4.0
challenging dark emotional hopeful sad tense fast-paced
Plot or Character Driven: Character
Strong character development: Complicated
Loveable characters: Complicated
Diverse cast of characters: Yes
Flaws of characters a main focus: Yes

The Sailor Who Fell from Grace with the Sea is a marvelous novel that is both dark and carries an allegorical meaning in the grand scheme of things. It delves into a psychological world of a teenager that is detached from the world outside his own. 

Yukio Mashima portrays Noboru's character as one caught between conformity within a peer circle and one that questions his beliefs and views about fathers. It is a beautiful yet dark portrayal of our beliefs within a group and how we put our faith in one person to give us the truth. I also looked at it from a religious lense where the chief in the story represents the leader and the followers are the teenagers that do not adopt the same power. They cannot question but blindly follow orders that they perceive to be appropriate. Yet, the absence of reason tends to lead a mind down a dark oath and that is where Noboru's character comes in. The teenagers become part of a cult that functions on the sole purpose of finding meaning in life and abiding my rigid, strict rules of their own creation. 

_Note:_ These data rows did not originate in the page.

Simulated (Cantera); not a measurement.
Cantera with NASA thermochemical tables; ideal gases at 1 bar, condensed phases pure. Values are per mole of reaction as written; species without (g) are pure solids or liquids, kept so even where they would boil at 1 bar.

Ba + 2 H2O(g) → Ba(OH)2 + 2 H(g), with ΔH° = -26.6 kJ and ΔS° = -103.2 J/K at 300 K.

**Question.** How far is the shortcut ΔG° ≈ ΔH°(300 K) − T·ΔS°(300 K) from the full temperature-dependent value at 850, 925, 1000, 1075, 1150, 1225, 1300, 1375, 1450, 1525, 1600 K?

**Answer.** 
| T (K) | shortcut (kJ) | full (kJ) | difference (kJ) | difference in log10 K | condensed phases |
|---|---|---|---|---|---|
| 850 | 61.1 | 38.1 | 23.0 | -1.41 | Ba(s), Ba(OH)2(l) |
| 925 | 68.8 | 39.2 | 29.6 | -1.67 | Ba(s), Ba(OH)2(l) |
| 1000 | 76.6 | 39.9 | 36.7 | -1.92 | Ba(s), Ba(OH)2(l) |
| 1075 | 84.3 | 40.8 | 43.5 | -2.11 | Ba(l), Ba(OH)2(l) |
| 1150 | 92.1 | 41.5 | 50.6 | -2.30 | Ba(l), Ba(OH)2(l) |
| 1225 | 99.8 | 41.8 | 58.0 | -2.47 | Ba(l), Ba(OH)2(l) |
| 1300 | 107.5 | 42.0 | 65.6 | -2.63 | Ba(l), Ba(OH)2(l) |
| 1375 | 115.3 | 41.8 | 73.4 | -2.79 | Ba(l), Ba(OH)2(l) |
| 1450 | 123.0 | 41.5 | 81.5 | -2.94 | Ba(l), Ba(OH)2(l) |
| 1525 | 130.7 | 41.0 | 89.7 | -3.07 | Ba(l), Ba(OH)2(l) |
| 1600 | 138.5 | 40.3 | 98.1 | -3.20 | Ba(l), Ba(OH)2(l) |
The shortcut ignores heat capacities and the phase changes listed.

I also found the novel moving because it illustrates the lost glory and inner death of a character like Ryuji who dismisses everything that he was passionate about to adopt a normative life in society. The realization of this death pulls him back towards the sea where his soul lies. 

I am a fan of Mashima's writing because he paints vivid images within the dark and disturbing ideas. 

I would highly recommend this novel. It reminded me of Lord of the Flies.